Theatre times: ‘Redpill’

For my apres-work delectation, this evening I went to the theatre. To see ‘Redpill’ at Theatre Upstairs. Written by and starring Liam Hallahan, and directed by Paul Doran, it is a one man show, which tells the tale of an internet troll named Ben.

Ben is a college freshman (Hallahan is American – as indicated perhaps by his theatre company’s name, which is ‘Some Yank’s Theatre Company’).

His story begins as he is about to graduate from high school. Fairly innocent to the harsh realities of the world, Ben harbours a crush on a classmate in his history class. He prepares to ask her on a date. In that typical teenage boy style, he mentally rehearses his proposition. When he finally plucks up the courage to ask her out, he is crushed by her dismissal of him.

He retreats to his bedroom (a centuries old refuge for teenage boys), in the house he shares with his quinoa-loving single mother. He finds solace in dancing to the theme tune from his favourite Japanese anime TV show ‘Haruhi’.

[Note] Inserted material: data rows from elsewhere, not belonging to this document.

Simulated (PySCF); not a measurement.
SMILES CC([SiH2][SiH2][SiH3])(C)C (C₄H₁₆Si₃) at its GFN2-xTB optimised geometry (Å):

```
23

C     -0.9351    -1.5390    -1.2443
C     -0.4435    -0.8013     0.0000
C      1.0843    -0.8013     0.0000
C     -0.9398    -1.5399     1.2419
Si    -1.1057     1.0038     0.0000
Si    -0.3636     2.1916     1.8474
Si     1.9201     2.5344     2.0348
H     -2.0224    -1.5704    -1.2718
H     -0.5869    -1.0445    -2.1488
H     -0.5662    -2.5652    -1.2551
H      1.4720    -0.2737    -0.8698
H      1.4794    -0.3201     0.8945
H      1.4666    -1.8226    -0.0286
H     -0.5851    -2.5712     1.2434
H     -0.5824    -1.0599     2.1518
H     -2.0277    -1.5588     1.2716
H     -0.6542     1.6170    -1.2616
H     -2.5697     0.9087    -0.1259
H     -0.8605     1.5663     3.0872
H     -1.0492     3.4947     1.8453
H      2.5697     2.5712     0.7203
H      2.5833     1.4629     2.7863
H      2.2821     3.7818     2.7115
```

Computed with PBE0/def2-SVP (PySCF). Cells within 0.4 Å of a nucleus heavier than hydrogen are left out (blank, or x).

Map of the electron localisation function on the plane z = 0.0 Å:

Crushed by his inability to navigate the politics of late adolescent life, he makes an online friend of a girl named Helen on a Haruhi fan website. Their online friendship offers comfort, and together they write online, absurd fan fiction about TV shows. As it so happens Helen will be attending college with him. They develop a real life friendship.

The friendship blossoms and deepens. Could Helen be ‘the one’?

Not quite.

With impeccably bad timing he professes his love for her, immediately after she breaks up with her first boyfriend. Helen is less than impressed by his amorous intentions.

Devastated by his failure, he descends into the vortex of the internet, and online men’s rights activism – in particular a website called ‘Redpill’ – a site for bitter, angry men to congregate, and blame women for their shortcomings. The website takes its name from The Matrix, and the red pill Neo takes, which reveals the truth of the universe.

How will Ben achieve justice for himself?  Can he address his inability to get a girlfriend? It won’t require much action. He has his keyboard, and his online community of thwarted, lonely, straight men offering their words of wisdom from their dirty bedsits.

It was a thoroughly enjoyable play and performance with a very modern premise – twenty years ago the possibility of using the anonymous internet to vent one’s hate, rage and frustration didn’t exist. Judging by the comments sections of internet forums and the news stories of revenge porn and cyber-stalking, it’s a scary new world we are living in.

Even though I was laughing at this angry, pathetic character, I was scared by how easy and arbitrary, character assassination and online vengeance can be. The internet is a tool for great good, but is available to everyone to use, in whatever way they see fit.

Hallahan is an extremely talented writer and actor, capturing the pain and loneliness of a mediocre modern male – lashing out at ball-busting women and their ludicrous demands for respect, autonomy and freedom. Men like Ben are of course  ‘faggots’ – after all what could be more pathetic and tragic for an online alpha-male than to be gay?

The insult ‘faggot’ is spat out by Ben and the other characters portrayed, as the worst possible condition for a man. I tend to disagree. Then again I am an evolved, modern homo.

It’s an extremely funny play – I was cringing at the same time as I was laughing, from my front row seat.

It’s on at Theatre Upstairs until Saturday July 29th. Performance time is 7pm (with 1pm matinees on Wednesdays. Tickets are 12 euro.